Hello all!
I've been having problems with LACP since update 15.21.1, I was hoping that the update to 16.9 was going to help, but it's made the situation substantially worse. It used to be that only Cross Stack LACP was glitchy, but now it seems to be even LACP from one single MS250/350 directly to another, no stack involved.
Here's what I'm doing for most buildings.
I have a stack of two MS425's at the core, this stack has one 10G Single Mode Fiber port on each switch configured for a building in an AGG group. (Let's say port 3 in each switch is in the AGG group of two ports)
I have a single access layer switch, call it a MS350 that has two 10G Ports in an AGG Group, and two single mode fibers connect the switches.
Ports on both sides have RSTP enabled, both agg groups have "Loop Gaurd" enabled. Here's an example, keep in mind one port is disabled because of this issue, that's why it's only running at 10G
What I'm finding is that Spanning tree will randomly detect these links as a loop and disable them. Sometimes unplugging the fiber and plugging it back in again brings it back for days, or months, sometimes it detects the loop again pretty fast and goes back offline 10 min later. The real issue is the intermittent traffic with LACP enabled though. I will have some ports that cant communicate with certain IP's, but another port will communicate just fine, then 10 min later the issue is gone. You can always fix any of these issues by unplugging one of the fibers or forcing one of the ports in the group to disabled status.
I've tried to contact Meraki support on this, and I struggle to replicate the issue since it's so random. If I do enable LACP though, I will start getting phone calls about the network being down/sites being down/glitchy behavior pretty quickly.
Has anyone else experienced this? Does anyone else have LACP issues?
Thank you,
James
Maybe you have already done this but I'd be inclined to check the root bridge priority of all switches as the 1st task to make sure the MS425s reflect as the RSTP ROOT being the core switch as that could be part of the issue.
Switching > Configure > Switch settings
Configuring Spanning Tree on Meraki Switches (MS)
I tend to use root guard at the MS425 downlink and STP guard set to disabled on the lower priority MS250s or MS350s uplinks.
Correction (meant to say): nd STP guard set to disabled on the higher priority MS250s or MS350s uplinks.
Thanks for jumping in here RWelch! On the first issue, I have RSTP enabled globally, with the Core Stack (My 2 MS425-32's) set as priority 0, everything else falls under the "Default" category and gets a priority of 32768. Just to confirm nothing is messed up, I checked one of the switches in the stack and it says that it's stack is the RSTP Root.
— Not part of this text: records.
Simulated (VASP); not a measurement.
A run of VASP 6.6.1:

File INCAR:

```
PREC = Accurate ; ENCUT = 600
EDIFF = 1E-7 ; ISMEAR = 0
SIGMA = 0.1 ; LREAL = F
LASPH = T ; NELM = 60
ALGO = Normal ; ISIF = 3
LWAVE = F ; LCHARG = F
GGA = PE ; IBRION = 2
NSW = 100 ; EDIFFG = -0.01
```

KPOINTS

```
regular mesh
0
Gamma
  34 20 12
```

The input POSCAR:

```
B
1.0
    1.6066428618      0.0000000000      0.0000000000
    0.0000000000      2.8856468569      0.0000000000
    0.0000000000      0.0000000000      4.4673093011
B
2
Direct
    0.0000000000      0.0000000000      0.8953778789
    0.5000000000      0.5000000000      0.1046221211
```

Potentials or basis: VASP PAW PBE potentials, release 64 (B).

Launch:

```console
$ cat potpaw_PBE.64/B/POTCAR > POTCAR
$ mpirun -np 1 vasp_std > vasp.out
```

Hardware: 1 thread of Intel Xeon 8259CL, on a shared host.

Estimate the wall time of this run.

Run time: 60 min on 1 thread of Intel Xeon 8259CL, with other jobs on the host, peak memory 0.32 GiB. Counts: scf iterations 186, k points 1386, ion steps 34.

On the second point,... I don't have it configured that way. I have Loop Guard configured on every link between the core and the access layer, and I have BPDU Guard configured on every user access port.
Will having loop guard set on both sides of an LACP link cause an issue? Or is this just how you prefer to do it? Will Loop Guard detect a LACP link like a unidirectional link? Or something silly like that?
Thank you,
James
Same document referenced above:
The default priority for all Meraki switches is 32768.
It is recommended that you set the priority of your desired root bridge to 4096 to ensure its election. The root bridge should be a switch in the center of the network, near high traffic sources (such as servers), to optimize traffic flow across the network. Using priority 0 is also acceptable for the root, but leaves no room for modification when replacing a core switch in production or modifying behavior temporarily.
It is best practices to set a layered approach to the STP priorities in a network. For instance, if there is a clear Core <> Distribution <> Access Layer, priorities should be Core (4096), Distribution (16384), and Access (61440).
At no point in a production network should you leave the any switch at its default configurations.
I set my MS425s at 4096 and everything else at 61440.
If you were to type loopguard in the community search field you will see several other posts that have issues with it, some have shared their thoughts/feedback on the use of loopguard.
The Meraki Best Practice Designs and Deployment Guides that I tend to follow or mirror in my setups/configurations show core switch downlinks with rootguard.
Meraki Campus LAN; Planning, Design Guidelines and Best Practices
Link Aggregation and Load Balancing
These might help you make more informed decisions (for your consideration).
Hi James,
I feel your pain—LACP issues can be incredibly frustrating, especially after updates that were supposed to improve things! It sounds like you’ve got a pretty complex setup with the MS425s and MS350, which can definitely introduce more variables.
I've also run into similar issues with LACP and spanning tree configurations in the past. One thing that helped was double-checking all configurations on both ends of the links to ensure they match up perfectly. Sometimes the smallest mismatch can lead to these looping problems.
Have you considered temporarily disabling Loop Guard to see if that changes the behavior? It might help clarify if that's where the issue lies. Additionally, keeping a close eye on the logs for any STP messages might give you more insight into why it’s detecting loops.
I hope you find a solution soon—these intermittent issues are the worst! If I come across anything else that might help, I’ll let you know. Good luck!